Some twenty-six years before the foundation under fire of the Levellers another sect chose to depart Europe, making landfall on the west side of the Atlantic Ocean at Plymouth Rock, Massachusetts. Mainly members of the English Separatist Church these intrepid travelers, originally known as Old Comers, then Forefathers and finally two centuries later as the Pilgrim Fathers, decided to escape the perceived oppression of the old world to achieve their goal of religious freedom, to practice their particularly brand of Protestantism, Radical Puritanism, without persecution by the prescribed state English faith, that peculiar and seemingly transitory monolith the Church of England, presently fliting with the Roman Church under the guidance of sovereign and the Archbishop of Canterbury William Laud.

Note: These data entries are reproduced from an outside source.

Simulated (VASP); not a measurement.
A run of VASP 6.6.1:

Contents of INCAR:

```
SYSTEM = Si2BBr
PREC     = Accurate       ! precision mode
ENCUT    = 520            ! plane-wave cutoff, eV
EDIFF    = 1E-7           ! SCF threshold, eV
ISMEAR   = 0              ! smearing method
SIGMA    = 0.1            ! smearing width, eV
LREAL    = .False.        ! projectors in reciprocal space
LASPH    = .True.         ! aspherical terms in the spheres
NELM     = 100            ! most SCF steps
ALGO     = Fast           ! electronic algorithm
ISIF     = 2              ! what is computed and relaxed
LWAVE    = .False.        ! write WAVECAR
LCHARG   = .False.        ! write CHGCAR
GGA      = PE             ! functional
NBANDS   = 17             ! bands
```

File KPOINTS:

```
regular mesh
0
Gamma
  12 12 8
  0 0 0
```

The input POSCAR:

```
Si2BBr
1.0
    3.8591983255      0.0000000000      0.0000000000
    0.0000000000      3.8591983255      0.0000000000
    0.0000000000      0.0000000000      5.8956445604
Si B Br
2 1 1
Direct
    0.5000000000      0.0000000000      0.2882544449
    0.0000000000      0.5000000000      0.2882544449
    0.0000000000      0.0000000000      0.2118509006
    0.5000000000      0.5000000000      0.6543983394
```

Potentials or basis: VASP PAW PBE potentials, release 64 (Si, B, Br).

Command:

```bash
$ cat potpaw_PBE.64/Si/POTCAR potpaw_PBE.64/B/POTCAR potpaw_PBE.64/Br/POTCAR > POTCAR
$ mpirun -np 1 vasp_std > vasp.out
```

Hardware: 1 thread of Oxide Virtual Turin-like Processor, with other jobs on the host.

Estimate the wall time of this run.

Had those pioneers but waited out the next few years in their home country they would of course have had no need to migrate, Puritanism becoming the major power within the home island by the 1640’s, resultant in two civil wars, the trial and execution of Charles First, and the rise of the general and commoner Oliver Cromwell to Oliver first, Lord Protector.
Puritanism is a branch of Protestantism much inclined to sectarianism, cases in point, the Levellers, the Diggers, the Separatists, The Quakers. Of these only the Quakers still exist in their original form, known now as the Society of Friends, devout pacifists, living in accordance with their Inward Light, without clergy or particular creed beyond the word as transcribed in the bible itself.
The downfall of Puritanism could perhaps be foretold by their attitude to their own expansive convictions, and a desire for their precepts to meld with society as a whole. High aspirations are a wonderous starting point, but at some stage vision must give way to practicality, to reality. The Digger philosophy of shared property and wealth was praiseworthy, but against basic human nature. The pacificism of Quakerism wholly desirable but in a combative seventeenth century impractical. Even the Leveller ideal of unfettered religious freedom fell afoul of the Puritan leaders. A philosophically inspired inclusive faith proven unworkable through the vagaries of its practitioners.